Because, buried deep in my colleague Deborah Netburn’s article Tuesday is this little nugget:

“Toutatis is not expected to collide with Earth for at least 600 more years.”

Excuse me? Republicans are frantic about the debt and how our children and grandchildren will have to eat gruel their entire lives; Democrats fret about climate change and how we’re all going to be boiled alive in a couple of hundred years. And now I find out that in 2612 or thereabouts, the Mayans will finally be right?

All together now: We’ve got to do something!

Go ahead, call me Chicken Little. But here’s what the guy who found the thing thought:

It was first seen in 1934, and then lost for decades. It was rediscovered by Christian Pollas in 1989. He gave it the name Toutatis, after the Gaulish God featured prominently in the French animated series “Les aventures d’Asterix.” The series tells the stories of two heroes living in 50 BC who fear nothing but the sky falling on their heads.
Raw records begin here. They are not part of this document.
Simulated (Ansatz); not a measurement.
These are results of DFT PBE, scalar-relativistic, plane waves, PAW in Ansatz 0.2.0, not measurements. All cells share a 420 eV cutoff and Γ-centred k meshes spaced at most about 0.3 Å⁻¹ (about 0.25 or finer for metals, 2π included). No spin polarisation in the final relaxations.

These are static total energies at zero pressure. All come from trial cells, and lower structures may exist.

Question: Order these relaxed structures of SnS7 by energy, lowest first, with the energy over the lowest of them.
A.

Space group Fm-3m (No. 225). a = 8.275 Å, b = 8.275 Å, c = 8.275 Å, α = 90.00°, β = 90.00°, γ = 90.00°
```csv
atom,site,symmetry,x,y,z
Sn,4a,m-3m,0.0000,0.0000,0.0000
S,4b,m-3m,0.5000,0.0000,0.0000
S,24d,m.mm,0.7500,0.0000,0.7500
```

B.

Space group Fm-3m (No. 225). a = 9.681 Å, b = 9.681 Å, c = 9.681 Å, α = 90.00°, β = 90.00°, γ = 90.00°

Ha ha -- those French! What a sense of humor. No wonder they love Jerry Lewis.

So call me Petit Poulet instead. I’m still worried the thing’s going to fall on our heads.

Elon Musk of SpaceX recently floated the idea of colonizing Mars. He said the Red Planet could be a lifeboat for Earth.

Turns out, Elon, we now have a better idea when we might need that lifeboat.

Is it too early to book seats for a couple of future Whitefields?